Victoria Dickenson (McGill Library and Collections)
On 19 February 1766, a French engineer who had lived almost half his life in the French colony of Saint Domingue (now Haiti) sat down to paint a moth. This would not have been a remarkable event, if it had not heralded the beginning of a project of natural history that was to occupy René Gabriel de Rabié (1717-85) for the rest of his life. Over the next two decades, de Rabié painted over 300 watercolors of the flora and fauna of Saint Domingue. Now bound in four albums, the watercolors were acquired in 1930 by Casey Wood for the Blacker Wood Natural History Collection at McGill Libraries in Montreal.

The life of René Gabriel de Rabié is a minor footnote to the larger story of the French colonial enterprise in Saint Domingue, which transformed the natural and cultural environment in remarkable and appalling ways, creating a plantation economy and a slave society.[1] Of all the colonies in the French Caribbean, Saint Domingue had the highest ratio of enslaved peoples to French colonists and free people of color. The town of Cap François, with its stone architecture, public squares, gardens and fountains, some designed by de Rabié, was described as the “Paris of the Antilles,” which belied the composition of its population. Of the 15,000 inhabitants in 1790, fully two-thirds were enslaved peoples; the remaining one-third were European colonists (24%) and free people of color (10%).[2]
Around 1747, de Rabié married Anne Lebon or Le Bon, a name associated with a large Créole family in Saint-Domingue. (In the context of Saint Domingue in the eighteenth century, the term “Créole” referred to a person born in the colony, and could comprise residents of European, African, or mixed descent.[3]) De Rabié and his family lived in a slave society. He owned numerous enslaved people who managed the house and gardens in Cap François or farmed the provisioning grounds close to the establishment of Les Pères de la Charité outside the town. There is a telling entry in the estate inventory made after de Rabié’s death in 1785: “Item, a notebook that appeared to have served the said S[ieur] Rabié as a journal in which he recorded family affairs, the births of the Blacks in his household, the proceeds and expenses….”[4] It is difficult to document the lives and activities of these unnamed workers, but we can catch glimpses of de Rabié’s extended household through brief notices in newspapers and public records.

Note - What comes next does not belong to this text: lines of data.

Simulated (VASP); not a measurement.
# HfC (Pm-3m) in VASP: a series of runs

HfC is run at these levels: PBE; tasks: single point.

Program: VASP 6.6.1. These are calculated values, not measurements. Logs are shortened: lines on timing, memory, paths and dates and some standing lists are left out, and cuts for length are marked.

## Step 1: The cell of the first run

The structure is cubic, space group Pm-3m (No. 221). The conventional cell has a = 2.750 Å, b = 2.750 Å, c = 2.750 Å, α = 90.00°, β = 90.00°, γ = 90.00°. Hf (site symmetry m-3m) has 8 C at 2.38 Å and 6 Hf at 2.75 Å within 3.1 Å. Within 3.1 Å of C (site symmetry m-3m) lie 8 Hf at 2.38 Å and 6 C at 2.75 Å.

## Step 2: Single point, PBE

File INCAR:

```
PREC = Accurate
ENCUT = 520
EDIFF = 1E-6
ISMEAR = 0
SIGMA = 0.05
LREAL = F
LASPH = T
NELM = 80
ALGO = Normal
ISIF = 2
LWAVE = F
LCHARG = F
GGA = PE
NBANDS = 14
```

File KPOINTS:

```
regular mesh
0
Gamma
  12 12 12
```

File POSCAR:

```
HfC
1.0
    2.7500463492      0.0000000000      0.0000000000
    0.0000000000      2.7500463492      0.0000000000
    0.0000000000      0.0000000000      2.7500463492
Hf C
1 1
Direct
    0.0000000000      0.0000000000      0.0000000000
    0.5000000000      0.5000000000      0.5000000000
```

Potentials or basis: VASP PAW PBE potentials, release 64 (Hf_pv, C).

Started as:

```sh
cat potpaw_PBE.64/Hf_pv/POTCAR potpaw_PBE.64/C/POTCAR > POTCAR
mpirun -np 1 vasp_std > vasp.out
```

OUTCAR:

Notices in the Saint-Domingue periodical Les Affiches Américaines reveal that De Rabié was an active participant in the buying, selling, and trading of enslaved workers. In 1774 he acted as agent for the sale of five enslaved people belonging to Jean François Vincent de Montarcher (1730-83), a former Intendant of Saint Domingue. These individuals included two coachmen, Charlot and Cesar; Louis, a maître d’hôtel and confectioner (confiseur); Laviolette, a servant and wigmaker; and Perrine, a laundress. They were available for a trial period, to be sold separately or together.[5] This notice highlights the diversity of skills that enslaved people acquired. Either recently arrived or second- and third-generation (Créole) enslaved people drove coaches, made preserves and sweets, styled wigs, and laundered and pressed clothes. Other advertisements in Affiches describe enslaved people as sailors, fishers and divers, cooks and domestics, seamstresses and tailors, saddlers and coopers, bakers, smiths, and carpenters. When de Rabié’s son and daughter-in-law left for France in spring of 1786, they advertised for sale not only their maid, who was a cook and a laundress, with her child, but also a forge, complete with four enslaved smiths.[6]
Did De Rabié’s enslaved workers assist him with the gathering of specimens or with the production of his natural history illustrations? While there is no direct evidence in the notes on his drawings, nor in any existing correspondence, it is very unlikely that de Rabié would have been able to acquire specimens or paint and name the plants and animals without the skills and knowledge of many hands, from family members to enslaved servants. When birds were procured by enslaved hunters, the skins were likely prepared by a cook or other enslaved kitchen workers. The fish caught by crews of enslaved fishers were brought back from the market by enslaved servants. The caterpillars plucked off leaves were supplied with fresh food by the gardeners, who may also have captured the butterflies on the wing.[7] Fetching and grinding pigments from the apothecaries, sharpening quills, cleaning brushes, and mixing colors were also tasks often done by enslaved domestic workers. It was not, however, only physical labor that these unnamed assistants supplied. In some cases, they also provided knowledge that de Rabié lacked.

On 3 September 1778 de Rabié painted “Le Plongeon” or “The Diver.” Like many eighteenth-century collectors, de Rabié relied on local hunters to procure birds. This bird’s awkward posture suggests he painted from a skin, but he included an unusual detail: a tiny chick tucked under the wing of the adult. On the back of the watercolor he wrote: “The female diver, this bird has a great love for her young … She hides them under her wings, diving with her young, she does not abandon them even up to her last day….”[8] The Plongeon is the Least or Antillean Grebe (Tachybaptus dominicus), called in Haitian Creole “Ti Plonjon,” still resident in the Caribbean but uncommon today in Haiti. The birds build floating nests in freshwater ponds and are notoriously shy, diving swiftly at the first sign of an intruder. Both male and female protect their young by concealing them in their feathers and even diving with them under water. This behavior was not recorded by another European naturalist until Prince Maximilien von Weid described it in Beiträge zur Naturgeschichte von Brasilien (Weimar, 1825-33). It is very unlikely that de Rabié would have seen the behavior of such an elusive bird; a hunter, however, would have had ample time to watch the bird and to capture not only the adult but also the chick. The note is unattributed, but it is easy to imagine the story told to the French engineer by an enslaved hunter who brought the bird to Cap François.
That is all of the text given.